The teams getting wins in 2026 share three traits:

  • They write tickets in the structure an agent can parse — context, constraint, acceptance criterion.
  • They invest in test scaffolding before invoking the agent, not after.
  • They review diffs the way a senior engineer reviews a junior's PR — not by reading every line, but by spot-checking the high-risk seams.

What works in production

Bounded refactors

Renaming a symbol across 200 files, adding a parameter to every call site, converting a logging API — agents nail these. They beat any IDE refactor on multi-language repos and never miss a stale string-template usage.

Test scaffolding

Pointing an agent at an untested module with a sentence like "give me a Jest suite that covers the public API and the error branches" produces 80% of the boilerplate. The 20% you fix yourself is the part where you remember what the module is actually supposed to do.

Migration scripts

Schema migrations, API version bumps, framework upgrades. The agent reads the diff of the upstream changelog, scans your code, and produces a plan. You read the plan, push back on three things, and you're done in an afternoon what used to be a week.

What does not work

Agents still get lost in ambient context — codebases where the rule about how things are done is implicit, scattered across Slack threads, or stored exclusively in one tenured engineer's head. If your team can't articulate why the build pipeline does what it does, the agent will not magically intuit it.
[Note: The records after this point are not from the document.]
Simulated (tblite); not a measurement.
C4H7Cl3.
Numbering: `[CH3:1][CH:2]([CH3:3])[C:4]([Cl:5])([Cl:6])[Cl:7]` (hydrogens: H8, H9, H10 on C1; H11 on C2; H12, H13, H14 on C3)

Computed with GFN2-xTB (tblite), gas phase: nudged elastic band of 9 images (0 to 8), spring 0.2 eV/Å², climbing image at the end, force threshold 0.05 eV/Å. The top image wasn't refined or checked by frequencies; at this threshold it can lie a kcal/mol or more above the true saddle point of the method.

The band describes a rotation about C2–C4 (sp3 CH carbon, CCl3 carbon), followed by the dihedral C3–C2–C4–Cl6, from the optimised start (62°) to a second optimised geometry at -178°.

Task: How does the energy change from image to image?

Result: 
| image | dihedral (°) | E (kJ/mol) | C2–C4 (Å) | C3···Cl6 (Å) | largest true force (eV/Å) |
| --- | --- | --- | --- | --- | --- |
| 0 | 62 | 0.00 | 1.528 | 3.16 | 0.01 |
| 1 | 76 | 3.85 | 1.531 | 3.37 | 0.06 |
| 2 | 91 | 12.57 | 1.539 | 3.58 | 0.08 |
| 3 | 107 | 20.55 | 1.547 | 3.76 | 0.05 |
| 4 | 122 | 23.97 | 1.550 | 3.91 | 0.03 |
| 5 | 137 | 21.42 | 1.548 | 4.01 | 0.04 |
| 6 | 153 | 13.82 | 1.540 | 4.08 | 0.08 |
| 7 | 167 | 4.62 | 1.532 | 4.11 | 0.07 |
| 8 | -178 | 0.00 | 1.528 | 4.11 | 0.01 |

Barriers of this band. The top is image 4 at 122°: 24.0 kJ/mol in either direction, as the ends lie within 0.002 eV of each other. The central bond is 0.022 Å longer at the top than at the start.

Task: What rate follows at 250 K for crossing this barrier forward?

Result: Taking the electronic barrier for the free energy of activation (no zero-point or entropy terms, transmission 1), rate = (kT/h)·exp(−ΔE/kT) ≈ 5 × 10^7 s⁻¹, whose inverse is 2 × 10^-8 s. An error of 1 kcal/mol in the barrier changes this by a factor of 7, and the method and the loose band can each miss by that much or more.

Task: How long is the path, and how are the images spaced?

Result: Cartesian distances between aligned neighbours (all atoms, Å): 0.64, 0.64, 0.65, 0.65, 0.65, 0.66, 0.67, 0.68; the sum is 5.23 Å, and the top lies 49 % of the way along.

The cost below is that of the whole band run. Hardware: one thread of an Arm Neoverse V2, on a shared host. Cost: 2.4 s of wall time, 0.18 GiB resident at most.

They also struggle with cross-cutting product decisions. "Refactor checkout to use the new pricing engine" is a product question dressed as an engineering task. The agent will pick a plausible interpretation and run with it. Sometimes that interpretation is wrong in a way you only discover at the next billing cycle.

Cost calibration

The unit economics matter again. A long-running agent task can burn through tokens fast. Our rule of thumb in 2026: budget the cost the same way you'd budget a contractor's day rate. If a task feels like it should cost $20 and you're at $400, something is wrong — usually the agent is in a loop or hallucinating dependencies. Kill it and re-scope.

The unglamorous winners

The features we most often hand to an agent in 2026 are the ones nobody wanted to write themselves:

  1. Internationalisation passes: extracting strings, generating placeholder translations, updating templates.
  2. Accessibility audits: agent runs axe-core, agent fixes contrast/aria/labels, agent opens a PR.
  3. Dependency upgrades: the long tail of minor bumps that keep your security scanner quiet.
  4. Documentation refreshes: updating README snippets after API changes.

Where we've landed

Treat agents as force multipliers, not replacements. Our team of six ships roughly what a team of nine shipped two years ago, and the gain comes almost entirely from removing the work nobody enjoyed in the first place. Code review headcount, on the other hand, has not gone down. Senior engineers spend more time reviewing diffs and less time writing them. That is the trade.

The pattern that keeps proving itself: agents are excellent at making your codebase more like itself and dangerous at changing what your codebase is. Use them accordingly.